After World War II, when Czechoslovakia became an atheistic communist state, the St. Job of Pochaev Brotherhood, which had been in exile there since being forced to flee from its original location in the western Ukraine with the outbreak of the Bolshevik revolution in 1917, had to again relocate. After a brief stay in Munich, the Brotherhood accepted the invitation of Bishop Vitaly to join the struggling Brotherhood at Jordanville, resulting in the largest Orthodox Monastery in America. The Brotherhood of St. Job brought St. Job’s printing press with them across the Atlantic, and, until the fall of the Soviet Union, Holy Trinity Monastery was the only place in the world that could typeset in Old Church Slavonic. Today, it holds the distinction of the only place in the world that prints in Russian using the pre-1918 Old Orthography (see Reforms of Russian orthography). The Printshop of St. Job of Pochaev now uses modern, computerized typesetting. Until recently, St. Job's printing press was kept as a relic in the Print Shop, now that most of the printshop's space is used for the seating of pilgrims during the busy times of the year
The present Cathedral of the Holy Trinity was completed in 1951; the Governor of New York, Thomas E. Dewey, attended the dedication. The monastery also houses the Holy Trinity Orthodox Seminary.

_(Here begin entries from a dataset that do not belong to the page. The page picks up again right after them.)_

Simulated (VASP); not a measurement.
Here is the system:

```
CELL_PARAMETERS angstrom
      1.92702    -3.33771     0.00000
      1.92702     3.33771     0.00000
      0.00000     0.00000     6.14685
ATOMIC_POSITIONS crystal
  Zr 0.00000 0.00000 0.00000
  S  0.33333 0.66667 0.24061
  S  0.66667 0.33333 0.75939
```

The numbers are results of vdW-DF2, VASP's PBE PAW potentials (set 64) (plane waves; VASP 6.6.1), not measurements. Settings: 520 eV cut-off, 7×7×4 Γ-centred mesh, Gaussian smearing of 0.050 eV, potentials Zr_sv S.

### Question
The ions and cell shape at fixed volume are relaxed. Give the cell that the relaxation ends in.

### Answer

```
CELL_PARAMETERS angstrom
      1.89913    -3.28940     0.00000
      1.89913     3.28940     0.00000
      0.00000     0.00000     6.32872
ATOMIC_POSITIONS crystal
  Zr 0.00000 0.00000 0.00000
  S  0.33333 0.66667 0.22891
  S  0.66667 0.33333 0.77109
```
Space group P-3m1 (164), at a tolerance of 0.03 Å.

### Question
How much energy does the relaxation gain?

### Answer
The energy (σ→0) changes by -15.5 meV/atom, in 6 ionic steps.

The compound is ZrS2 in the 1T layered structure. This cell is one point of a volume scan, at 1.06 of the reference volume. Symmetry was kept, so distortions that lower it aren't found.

On December 3rd, 2011, on the feast day of the Entry of the Theotokos into the Temple, government officials came to the monastery, enjoyed food, listened to talks held in the seminary hall, where the official ceremony of the monastery as a historic landmark took place. National Register of Historic Places.[1]
The Monastery is also home to one of the largest Orthodox Christian Cemeteries in the United States. Currently there are three individual cemeteries with one more cemetery currently under construction. Orthodox Christian monasteries regularly pray for the reposed in their cemeteries and Holy Trinity Monastery is no exception. "The Monastery takes very seriously its duty of prayer for the departed, and at every liturgy the names of all Orthodox Christians buried within the monastery are commemorated. Several times a year a general and magnificent requiem is performed within the cemeteries for all of our brothers and sisters departed before us. Visitors are left with the impression of the strong feeling of serenity and peace within the cemeteries."[2]
"The monks who came to Holy Trinity Monastery from Eastern Europe after World War II inherited a tradition of printing that stretches back almost to the invention of the printing press in the fifteenth century. Through the fathers’ tireless efforts, the monastery has been printing and publishing Orthodox Christian books for over sixty years. At first, these books were sold from a table in the monastery office to pilgrims, visitors, and churches all over the world. During the dark years of the Soviet Union, the monastery played an integral role in keeping the Orthodox Faith alive amidst stark oppression."[3]
"Holy Trinity Icon Mounting Studio has for many years been producing high quality print icons painted by the Fathers of Holy Trinity Monastery as well as other iconographers."[4]
"The monks who came to Holy Trinity Monastery from Eastern Europe after World War II inherited a tradition of printing that stretches back almost to the invention of the printing press in the fifteenth century. Through the fathers’ tireless efforts, the monastery has been printing and publishing Orthodox Christian books for almost sixty-five years. During the dark years of the Soviet Union, the monastery played an integral role in keeping the Orthodox Faith alive amidst stark oppression. Even today, many Russian clergy and faithful remember the days when the only Orthodox books they could obtain were Jordanville publications.
For much of this time the Fathers of the monastery operated their own printing press in the Print Shop of St. Job of Pochaev. Books were typeset and hand bound in the print shop. Increasingly they were sold not only to visitors to the monastery but also to other monasteries and churches throughout the world, as well as to libraries and the occasional commercial bookstore.
The world has changed dramatically since 1947. The Soviet Union is dead and the Russian Orthodox Church is again free to minister to the needs of the faithful in Russia. Simultaneously there is a growing spiritual vacuum in the West which cries out for knowledge of “the Faith once and for all delivered to the Saints.” This Faith has been preserved by the Russian Orthodox Church and the Russian people with its own cultural uniqueness. Holy Trinity Monastery is an inheritor of this tradition and seeks now through its publications to make this more widely known."[5]
Holy Trinity Publications works under the guidance and blessing of the Abbot of Holy Trinity Monastery, Archimandrite Luke (Murianka). He has assigned the day-to-day oversight of Holy Trinity Publications to Nicholas Chapman, who directs a team of monastics, local Orthodox clergy, seminarians and other lay workers.
Holy Trinity Publications has "a goal to publish between four and eight new books each year and to make these available in both traditional print and varying digital forms." They also "hope to refresh some of our classic titles and make them available in new forms." They also "publish two periodicals on a regular basis, one in Russian and one in English."[6]